So, I bring us here in the telling of this story not to show Jesus up as some sort of chump.  I tell you this story to illustrate the great capacity of Jesus to learn compassion from the least likely, for Jesus to self-reflect, for Jesus to recognize his own limitations, and for Jesus to change.  And I put this to all of us, if Jesus can change, so can I.

When in seminary and I first went out on the streets of San Francisco to minister to the people of the streets from 10 p.m. to 4 a.m.,  my first month or so was spent in sort of the judgment that Jesus has here at the beginning of this narrative.  The constant comment that ran in my head when I would encounter the homeless, the marginalized, the Syrophoenician women of the streets was this comment:  “Why can’t you get a job?  Why can’t you be a little more presentable so I can talk to you?  When you’re cleaner, maybe we can have a conversation.”
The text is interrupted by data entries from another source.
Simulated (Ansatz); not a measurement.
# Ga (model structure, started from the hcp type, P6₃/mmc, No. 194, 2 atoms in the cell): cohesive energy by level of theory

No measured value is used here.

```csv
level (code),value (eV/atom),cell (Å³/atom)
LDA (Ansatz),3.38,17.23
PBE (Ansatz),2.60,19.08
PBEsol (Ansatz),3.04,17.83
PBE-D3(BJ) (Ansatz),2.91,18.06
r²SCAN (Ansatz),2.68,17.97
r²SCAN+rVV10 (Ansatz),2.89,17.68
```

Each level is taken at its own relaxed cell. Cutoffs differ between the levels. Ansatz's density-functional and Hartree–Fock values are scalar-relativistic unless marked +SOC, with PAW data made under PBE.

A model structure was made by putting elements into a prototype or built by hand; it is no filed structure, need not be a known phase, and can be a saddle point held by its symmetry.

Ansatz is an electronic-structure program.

Well, after about 4 weeks of that personal judgment, I learned that it was a tad more complex than “Why can’t you get a job?”  What I learned was that Jesus was right there on the streets with me staring at me with the outstretched hand like our Syrophoncian woman.  That the dirty, stinky, frustrating, hungry creature staring at me was Jesus.  And these encounters required me to CHANGE.  I’m not a much better Christian, trust me if there’s such a thing, but like Jesus in our gospel, it gives me pause to think before I judge.

Yesterday I was at a church on Main Street and Heyward Street called Dunkin Donuts.  Perhaps you’ve heard of that local denomination. I was there for a meeting.  DD is kind of like the Cape Cod Café, a crossroads.   And there at one of the table at DD was a man named Glen.  And trust me, I encountered Jesus.  I will tell you our conversation later if you wish to hear, but suffice it to say that Glen was a person who changed my heart yesterday.  Glen certainly looked like one of the people mentioned in the James epistle from today.  Glen did not have on beautiful gold rings.  Glen was one of those folks who probably would be told to “sit at our feet” or even better, “sit over there.”

It was a Godly encounter that only took ten minutes probably much like Jesus’ encounter of the Syrophoenician woman.  But the impact still stays with me. Yesterday’s encounter for me was one of change.

We are a congregation in the midst of a great deal of change these days.  Good change, scary change, risky change.  I think we all agree that must go forward.  Lying down and dying in the middle of the road is an option here at FELC, but I think you would agree to me that is not an option.  Embracing change is tough friends.  I’m not sugar coating that.  But I know this much.  We are capable of great and marvelous change because Jesus is capable of great change. Frankly, I want to be like Jesus.  That’s what is means to follow him.  For those of us who are scared, anxious, a little nervous, Jesus is with us.  Even though our boat seems very small and the sea is so great, we must remember who is piloting our boat: Jesus.  Not me.  Not the Synod.  Not the Mayor.  Not the church council.  Jesus.

So, as we fear forward and not backward, I give my fear of change to Jesus.  I give my joys to Jesus, my frustrations to Jesus, my money to Jesus, my workaholic nature to Jesus.  He can handle that.  He ministers to this marvelous, brave, mother in our gospel today.  He ministers to us here at FELC.  Thanks be to God.  AMEN.